Thursday, January 26, 2012

Student Post: Hydraulic Fracturing Disclosures and Risk Prevention

During Tuesday’s State of the Union Address, President Obama stated:

“We have a supply of natural gas that can last America nearly one hundred years, and my Administration will take every possible action to safely develop this energy. Experts believe this will support more than 600,000 jobs by the end of the decade. And I'm requiring all companies that drill for gas on public lands to disclose the chemicals they use. America will develop this resource without putting the health and safety of our citizens at risk.

Environmental groups have been trying to push the implementation of disclosure of the chemicals used in the hydraulic fracturing “fracking” process to provide public information and to help determine whether the groundwater near the wells is being affected. In 2004 the EPA conducted a study, mentioned in our reading, that concluded by saying fluids used during fracking posed little threat to water sources, but there is still major concerns that the process is contaminating well sources. In 2011 the EPA found evidence to link fracking to well water pollution beneath the town of Pavillion, Wyoming. Encana, the company who owns the natural gas fields where the pollution was found, claims that the low levels of hydrocarbons could have originated from something else, in large part due to the inconsistency in the findings in the wells the EPA tested and the public wells that were not as deep and were not contaminated.  With the present knowledge of what fracking does, what chemicals are involved and the environmental impact they have, there are many questions that remain to be answered as to whether the process is putting the health and safety of the public at risk.  But, will full disclosure of the chemicals used benefit the public and reduce the risk of harm?

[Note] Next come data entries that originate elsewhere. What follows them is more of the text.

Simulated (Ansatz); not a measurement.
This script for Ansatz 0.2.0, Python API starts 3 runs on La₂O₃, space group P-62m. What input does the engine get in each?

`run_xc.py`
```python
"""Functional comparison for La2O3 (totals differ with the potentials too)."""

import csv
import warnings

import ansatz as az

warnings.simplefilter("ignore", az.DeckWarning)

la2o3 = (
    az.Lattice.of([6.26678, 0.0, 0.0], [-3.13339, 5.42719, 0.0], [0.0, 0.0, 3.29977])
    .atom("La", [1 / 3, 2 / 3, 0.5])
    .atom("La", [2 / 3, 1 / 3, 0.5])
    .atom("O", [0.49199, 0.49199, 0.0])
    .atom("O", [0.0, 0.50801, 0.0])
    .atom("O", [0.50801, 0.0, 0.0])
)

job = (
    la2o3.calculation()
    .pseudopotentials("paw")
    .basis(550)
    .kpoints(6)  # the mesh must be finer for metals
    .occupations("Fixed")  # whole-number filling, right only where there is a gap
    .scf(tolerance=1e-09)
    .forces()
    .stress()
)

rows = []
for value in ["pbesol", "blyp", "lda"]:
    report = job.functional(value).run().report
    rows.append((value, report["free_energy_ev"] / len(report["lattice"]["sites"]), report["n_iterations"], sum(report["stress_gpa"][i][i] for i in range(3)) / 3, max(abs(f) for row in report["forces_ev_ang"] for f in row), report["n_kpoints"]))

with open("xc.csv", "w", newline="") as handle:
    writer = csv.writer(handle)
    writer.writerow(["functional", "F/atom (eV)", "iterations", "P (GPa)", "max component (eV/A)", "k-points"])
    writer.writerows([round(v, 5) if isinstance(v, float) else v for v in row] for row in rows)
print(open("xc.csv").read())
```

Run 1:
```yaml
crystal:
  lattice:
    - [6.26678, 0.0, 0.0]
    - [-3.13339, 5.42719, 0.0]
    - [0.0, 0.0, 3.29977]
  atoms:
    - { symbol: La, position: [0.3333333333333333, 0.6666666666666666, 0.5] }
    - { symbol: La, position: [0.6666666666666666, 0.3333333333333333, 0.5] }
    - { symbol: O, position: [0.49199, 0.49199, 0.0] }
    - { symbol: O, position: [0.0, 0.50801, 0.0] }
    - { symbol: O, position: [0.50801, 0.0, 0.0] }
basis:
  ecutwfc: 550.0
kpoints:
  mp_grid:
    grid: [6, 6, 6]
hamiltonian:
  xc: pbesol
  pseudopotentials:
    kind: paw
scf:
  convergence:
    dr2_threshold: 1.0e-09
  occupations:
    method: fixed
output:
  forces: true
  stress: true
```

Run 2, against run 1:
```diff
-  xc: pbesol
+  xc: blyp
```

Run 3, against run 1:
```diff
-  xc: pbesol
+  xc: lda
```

The Oil and Gas Industries are currently exempt from the Safe Drinking Water Act, meaning the EPA has no authority to require chemical disclosure. Several states have enacted legislation that requires the disclosure of fracking chemicals, and many energy companies have voluntarily reported what chemicals they use on fracfocus.org. On this public site you can look up individual wells and see the chemicals and in what percent they are used.  One can hope that when Mr. Obama compels all companies fracking on federal lands to disclose the chemicals they are using it will set an industry wide standard of doing so.  

The benefit of disclosure has yet to be seen, although it puts some transparency into the industry and educates the general public, for most of the public having access to the name of a chemical you have never heard of does nothing to actively do anything to combat the risks that “fracking” may be causing. States have also been implementing ways of properly encasing the cement walls used in the process, disposing of the waste water, and having procedures for cleaning up spills.  These defenses towards environmental impact seem to be important preventative measures, but the technology is so new and untested that without the knowledge of the chemicals there is really no way to know whether these walls and methods of clean up can prevent contamination.  The disclosure of the chemicals will also allow environmental groups to look into and learn more about the long term consequences this can be having on the water supply.  It seems to be too early to say without a doubt that fracking is a risk free form of extraction, but full disclosure is a step in the right direction to prevent harm. With the water incident in Wyoming and the recent earthquake in Yougstown Ohio that is being attributed to an increase in hydraulic fracturing it is likely that even more state and federal legislation will be showing up to regulate the process.